Chelene Knight remembers the first time she heard  about the historic Vancouver community of Hogan’s Alley. About a decade ago, the literary agent and writer was at a talk given by author Wayde Compton in which he mentioned the Black and immigrant neighbourhood in the city’s east end.

“I thought, How could I have lived in Vancouver my whole life and never have heard of this community?” she says, speaking by phone from her new home in the small town of Harrison Hot Springs, British Columbia.

Compton has noted that Hogan’s Alley was the “first and last neighbourhood in Vancouver with a substantial, concentrated Black population.” The Alley emerged in the early 1900s and in the 1920s and ’30s it was known for its bustling nightlife, but in the 1970s it was demolished to make way for the construction of the Georgia Viaduct.

Knight’s curiosity was piqued, and, in 2018, she herself gave an oral history walking tour of the area, which she reimagines in her debut novel, Junie, out now from Book*hug Press.

Though Knight is deeply interested in the history of Hogan’s Alley, her goals for Junie (Book*hug Press) were not about rebuilding or repainting an earlier time. Junie is about complex, brilliant women and Black joy. The eponymous young protagonist is a careful, observant child growing up in Hogan’s Alley in the 1930s and learning to navigate the world with her mother, Maddie, a jazz singer whose drinking transforms her relationships with her daughter and others just as the neighbourhood is changing too.

“I wanted folks to be inside of this reimagining for themselves,” Knight says. “Maybe they could picture a neighbourhood that was demolished – one where folks were displaced. … I wanted folks to pay attention to the loving and living that happens in the book without being distracted … so I decided to recreate and build fictional places.”

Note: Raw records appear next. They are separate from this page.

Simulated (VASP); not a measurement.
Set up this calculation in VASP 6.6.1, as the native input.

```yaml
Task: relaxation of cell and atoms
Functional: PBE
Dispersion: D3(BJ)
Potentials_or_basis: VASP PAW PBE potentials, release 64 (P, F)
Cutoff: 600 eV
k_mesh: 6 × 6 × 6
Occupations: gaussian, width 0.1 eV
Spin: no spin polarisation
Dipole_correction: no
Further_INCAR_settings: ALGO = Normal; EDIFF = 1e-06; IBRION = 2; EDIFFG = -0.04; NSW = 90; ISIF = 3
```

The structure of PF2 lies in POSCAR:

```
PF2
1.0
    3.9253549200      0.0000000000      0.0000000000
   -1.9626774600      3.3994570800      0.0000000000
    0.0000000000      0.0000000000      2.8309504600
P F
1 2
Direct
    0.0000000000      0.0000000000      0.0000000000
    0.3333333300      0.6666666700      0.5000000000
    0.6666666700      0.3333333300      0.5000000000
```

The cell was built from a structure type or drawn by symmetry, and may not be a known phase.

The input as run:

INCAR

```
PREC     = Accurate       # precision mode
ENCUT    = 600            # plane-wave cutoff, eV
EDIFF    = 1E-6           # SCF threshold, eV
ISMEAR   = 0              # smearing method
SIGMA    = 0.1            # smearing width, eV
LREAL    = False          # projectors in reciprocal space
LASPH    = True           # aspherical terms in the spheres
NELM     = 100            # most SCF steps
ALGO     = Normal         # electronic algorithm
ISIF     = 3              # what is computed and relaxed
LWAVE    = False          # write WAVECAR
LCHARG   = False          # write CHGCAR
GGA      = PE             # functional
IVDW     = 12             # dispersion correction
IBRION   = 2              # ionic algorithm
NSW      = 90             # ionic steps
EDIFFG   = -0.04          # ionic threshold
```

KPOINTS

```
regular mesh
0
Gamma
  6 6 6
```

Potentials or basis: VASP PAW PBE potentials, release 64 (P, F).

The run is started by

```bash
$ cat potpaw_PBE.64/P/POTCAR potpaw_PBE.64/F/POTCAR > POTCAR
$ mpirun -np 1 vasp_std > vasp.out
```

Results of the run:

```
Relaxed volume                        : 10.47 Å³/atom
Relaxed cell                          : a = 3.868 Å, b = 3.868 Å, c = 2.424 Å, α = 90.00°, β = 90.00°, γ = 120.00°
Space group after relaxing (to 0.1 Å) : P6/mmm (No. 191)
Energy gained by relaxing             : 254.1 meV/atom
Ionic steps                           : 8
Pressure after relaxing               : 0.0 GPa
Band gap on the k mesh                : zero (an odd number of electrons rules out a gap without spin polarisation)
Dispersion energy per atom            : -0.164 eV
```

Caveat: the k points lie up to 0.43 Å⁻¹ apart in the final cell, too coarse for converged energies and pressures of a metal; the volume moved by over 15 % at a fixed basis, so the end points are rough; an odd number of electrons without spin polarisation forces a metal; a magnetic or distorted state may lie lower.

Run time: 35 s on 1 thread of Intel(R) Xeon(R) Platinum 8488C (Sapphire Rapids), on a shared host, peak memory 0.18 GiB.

Junie learns to embrace her senses and her keen attentiveness to her surroundings so that she can ultimately reinvent and recreate her own life. This journey is not foreign to Knight.

“One characteristic that I share with Junie is that introverted personality,” she says. “It’s something I used to hide. I had a lot of shame attached to it. But through writing Junie to life on the page, I realized, Oh my gosh, this is a superpower. … It’s through this introversion that we begin to appreciate curiosity.”

Junie’s observations of her mother – who is, temperamentally, her complete opposite – grant her the opportunity to find herself.

“She watches her [mother’s] downward spiral,” Knight says. “It’s often hard to witness, but through that turmoil and pain, Junie still tries to find love. … She’s trying to build her own language for love so that, as an introvert, she can communicate what love looks like to her in her own way.”

Junie’s coming-of-age is also the story of her becoming an artist and learning what it means to live life through paint, canvas, and gesture. For Knight, like Junie, the novel has been a second chance at life.

Recalling a conversation with short-story writer Téa Mutonji, whom Knight was interviewing for a forthcoming commissioned book from HarperCollins on Black self-love, Knight says that Junie was a chance to live more genuinely.

“[She] said that writing is a second chance for everything, and I thought, That’s brilliant. That’s exactly what I hope this book is: a second chance for anyone who is moving through the world in a way that doesn’t feel authentic. There’s another way to situate yourself inside of that and reframe it and reimagine it.”

Junie began as a short story in 2016 and grew into a novel at the urging of author and editor Jen Sookfong Lee, one of Knight’s mentors. The metaphor of water that Knight shares about her process is as much about the shape of the book as it is about her own metamorphosis as a writer: “I tried to picture this gushing water coming from the faucet in the beginning. And then, as the book moves, somebody is slowly closing that tap. And by the time we get to the end, you’re getting droplets of water.”

Chelene Knight: Jon McRae


Correction, September 14: This story has been updated from the original to reflect that Knight is writing the forthcoming book on Black self-love. It is not an anthology, as was originally reported. The story has also been updated to reflect that the publisher of Junie is Book*hug Press.